Convergence Analysis

Understanding convergence rates and basins of attraction is essential for selecting appropriate root-finding algorithms and initial guesses. Different algorithms offer trade-offs between convergence speed, robustness, and computational cost.

DefinitionOrder of Convergence

Let $\{x_n\}$ converge to $r$ with $x_n \neq r$ for all $n$ . The sequence has order of convergence $\alpha \geq 1$ if: $\lim_{n \to \infty} \frac{|x_{n+1} - r|}{|x_n - r|^\alpha} = C$ for some constant $0 < C < \infty$ . The case $\alpha = 1$ with $C < 1$ is linear convergence, $\alpha = 2$ is quadratic convergence, and $1 < \alpha < 2$ is superlinear convergence.

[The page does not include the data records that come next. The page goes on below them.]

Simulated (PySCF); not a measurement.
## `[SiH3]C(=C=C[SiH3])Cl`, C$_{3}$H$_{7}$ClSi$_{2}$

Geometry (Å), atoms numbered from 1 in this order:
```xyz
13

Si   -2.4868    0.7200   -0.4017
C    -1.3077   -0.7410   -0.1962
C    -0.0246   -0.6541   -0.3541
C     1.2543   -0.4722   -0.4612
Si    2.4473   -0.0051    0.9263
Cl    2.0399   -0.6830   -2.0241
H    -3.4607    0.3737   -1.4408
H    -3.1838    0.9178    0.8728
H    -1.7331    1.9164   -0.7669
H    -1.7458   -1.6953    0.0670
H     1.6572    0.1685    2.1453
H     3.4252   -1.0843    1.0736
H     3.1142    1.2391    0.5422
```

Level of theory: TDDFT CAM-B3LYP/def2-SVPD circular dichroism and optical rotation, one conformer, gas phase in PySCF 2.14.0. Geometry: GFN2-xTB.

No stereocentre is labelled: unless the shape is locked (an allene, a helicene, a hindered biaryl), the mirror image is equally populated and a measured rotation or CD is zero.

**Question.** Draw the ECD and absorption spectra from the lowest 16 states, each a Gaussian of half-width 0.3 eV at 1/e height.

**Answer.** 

Higher convergence order means faster asymptotic convergence, but requires more regularity of $f$ and more computational work per iteration. The order characterizes how rapidly errors decrease once the iteration enters a neighborhood of the root.

ExampleComparing Methods for $f(x) = x^3 - 2$

Finding $\sqrt[3]{2} \approx 1.259921$ starting from $x_0 = 1$ :

Bisection (linear, rate 1/2):

10 iterations: error $\approx 10^{-3}$
20 iterations: error $\approx 10^{-6}$

Secant (order 1.618):

5 iterations: error $\approx 10^{-6}$
7 iterations: error $\approx 10^{-12}$

Newton (quadratic):

4 iterations: error $\approx 10^{-6}$
5 iterations: error $\approx 10^{-12}$

Newton converges fastest asymptotically but requires computing $f'(x) = 3x^2$ at each step.

Remark

Basin of Attraction: For an iterative method $x_{n+1} = \phi(x_n)$ with fixed point $r$ (so $\phi(r) = r$ ), the basin of attraction is the set of initial values $x_0$ for which $\lim_{n \to \infty} x_n = r$ .

Newton's method can have fractal basin boundaries in the complex plane, meaning arbitrarily close initial guesses may converge to different roots or diverge. This motivates hybrid methods that combine global convergence guarantees with fast local convergence.

For Newton's method, if $f \in C^2$ near $r$ with $f(r) = 0$ and $f'(r) \neq 0$ , there exists $\delta > 0$ such that $|x_0 - r| < \delta$ guarantees quadratic convergence. The size of $\delta$ depends on the ratio $|f''(r)|/|f'(r)|$ : larger second derivatives or smaller first derivatives reduce the basin of attraction.

Multiple roots ( $f'(r) = 0$ ) reduce Newton's method to linear convergence. If $f$ has a zero of multiplicity $m$ at $r$ : $f(x) = (x-r)^m h(x), \quad h(r) \neq 0$ then the error satisfies: $\frac{|x_{n+1} - r|}{|x_n - r|} \approx 1 - \frac{1}{m}$

This motivates modified methods that detect multiplicity or use deflation techniques to remove known roots.

Practical stopping criteria must balance multiple factors: absolute tolerance $|x_{n+1} - x_n| < \epsilon_{\text{abs}}$ , relative tolerance $|x_{n+1} - x_n|/|x_{n+1}| < \epsilon_{\text{rel}}$ , and residual tolerance $|f(x_n)| < \epsilon_{\text{res}}$ . Ill-conditioned roots (where $f'(r) \approx 0$ ) can have small residuals but large errors in $x$ , requiring careful criterion selection.